Joco 913

K-9 officers aren’t pets, but the familial bond with their police handlers runs deep

During their weekly training session at the Lenexa K-9 training facility, Officer Brentt Donaldson paused from a bonding moment with K-9 Officer Wrecker on the obstacle course. Donaldson and Wrecker became partners in the K-9 unit in early 2017.
During their weekly training session at the Lenexa K-9 training facility, Officer Brentt Donaldson paused from a bonding moment with K-9 Officer Wrecker on the obstacle course. Donaldson and Wrecker became partners in the K-9 unit in early 2017. Special to The Star

Cass County Sherriff’s Deputy Stephen Valentich and his Deputy K-9, Champ, spend a lot of time together. Basically, 24 hours a day, the handler and dog are inseparable, no matter where the calls take them.

“Champ goes places with me I wouldn’t go alone,” Valentich said.
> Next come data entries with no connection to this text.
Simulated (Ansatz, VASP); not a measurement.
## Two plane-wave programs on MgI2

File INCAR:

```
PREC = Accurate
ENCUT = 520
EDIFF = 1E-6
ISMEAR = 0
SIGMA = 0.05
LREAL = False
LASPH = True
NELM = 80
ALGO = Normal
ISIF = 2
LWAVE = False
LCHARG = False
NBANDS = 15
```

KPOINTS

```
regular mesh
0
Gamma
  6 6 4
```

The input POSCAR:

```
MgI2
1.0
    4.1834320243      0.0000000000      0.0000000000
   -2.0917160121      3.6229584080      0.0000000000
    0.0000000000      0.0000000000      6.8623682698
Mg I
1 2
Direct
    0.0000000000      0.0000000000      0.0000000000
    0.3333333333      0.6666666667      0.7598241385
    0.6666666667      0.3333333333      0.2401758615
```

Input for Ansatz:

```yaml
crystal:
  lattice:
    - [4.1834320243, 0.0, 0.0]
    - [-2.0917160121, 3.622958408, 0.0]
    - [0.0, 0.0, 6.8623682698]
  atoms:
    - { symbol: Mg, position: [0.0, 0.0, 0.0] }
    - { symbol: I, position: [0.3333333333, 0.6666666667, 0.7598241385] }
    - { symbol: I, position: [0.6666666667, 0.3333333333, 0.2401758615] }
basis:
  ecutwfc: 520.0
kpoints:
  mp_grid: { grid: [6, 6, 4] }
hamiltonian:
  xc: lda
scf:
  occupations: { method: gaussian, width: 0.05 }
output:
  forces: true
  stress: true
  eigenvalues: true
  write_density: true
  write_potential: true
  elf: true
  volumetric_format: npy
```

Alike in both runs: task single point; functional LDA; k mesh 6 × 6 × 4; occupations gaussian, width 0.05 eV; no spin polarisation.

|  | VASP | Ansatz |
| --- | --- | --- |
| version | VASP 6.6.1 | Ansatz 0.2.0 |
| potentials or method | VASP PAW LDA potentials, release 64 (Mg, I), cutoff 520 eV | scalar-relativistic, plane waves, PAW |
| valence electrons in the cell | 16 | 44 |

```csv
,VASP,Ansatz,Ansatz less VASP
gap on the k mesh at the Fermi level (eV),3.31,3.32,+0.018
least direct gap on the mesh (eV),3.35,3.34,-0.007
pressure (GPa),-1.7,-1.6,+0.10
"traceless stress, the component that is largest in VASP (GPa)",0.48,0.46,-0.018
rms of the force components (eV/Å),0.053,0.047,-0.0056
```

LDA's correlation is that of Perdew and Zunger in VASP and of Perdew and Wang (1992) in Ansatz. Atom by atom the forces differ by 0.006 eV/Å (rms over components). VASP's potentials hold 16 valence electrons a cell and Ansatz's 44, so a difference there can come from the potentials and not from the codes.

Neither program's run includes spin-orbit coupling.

That was the case last December as Valentich and Champ helped the Harrisonville police search for a stealing suspect on foot.

Valentich lost sight of Champ in an overgrown field, before hearing a yelp and a bark. Champ had located the suspect and was stabbed in the neck trying to apprehend him, a wound Valentich didn’t discover until they returned to the patrol car.

“My heart sunk as soon as I saw what happened,” Valentich said. “All I could do was drive as fast as I could to the vet. I had the same feeling as if my human partner had been stabbed.”

It took almost a month, but Champ’s wound has healed and he’s back fighting crime by his partner’s side.

“Our bond has definitely grown through this experience,” Valentich said.

As with Valentich and Champ, this reciprocal bond and loyalty between K-9 handlers and their dogs deepens through time and shared challenges.

In the midst of a chase during a 2015 shooting incident, Jackson County Sheriff’s Deputy Brad Norton tripped on his K-9 partner Bdar’s leash and injured his leg.

“Bdar thought I was shot and ran back to watch over me,” Norton said. “I remember his fierceness and loyalty. I could see in his face he wasn’t going to let anything happen to me. He would have done anything for me.

“This loyalty is the biggest thing. I spend more time with my dog than with my family. We’ve done everything from Boy Scout demos to bombings. We run the gamut of everything together.”

It’s a similar story across Kansas City and, really, the country.

“Wrecker is with me 24/7,” Lenexa Police Officer Brentt Donaldson said of his K-9 partner. “We’ve only been together a year, but the bond grows quickly when you’re out there together. Knowing that dog is going to give everything he has builds that bond more.”

Donaldson joined the Lenexa Police Department in 2014. He was promoted to the K-9 Unit in January 2017, fulfilling a lifelong dream.

“I can’t tell you how long I’ve wanted to be a K9 officer,” Donaldson said. “Since I was little, I knew this was what I wanted to do. When I went to Lenexa, the biggest thing I strived for was becoming a K9 officer.”

Donaldson’s K-9, Wrecker, a Belgian Malinois, is a six-year veteran of the city’s K-9 unit, a fact that helped ease Donaldson’s transition just as it would with any more senior partner.

“It helped that Wrecker had experience,” Donaldson said. “He showed me the ropes. I look at him when we’re training. I see he’s giving his all, so I want to give him my all. I can’t explain the bond. It’s like having a best friend and always wanting to be with that friend.”

Although the K-9 partnership primarily is between an officer and the dog, family also plays an essential role.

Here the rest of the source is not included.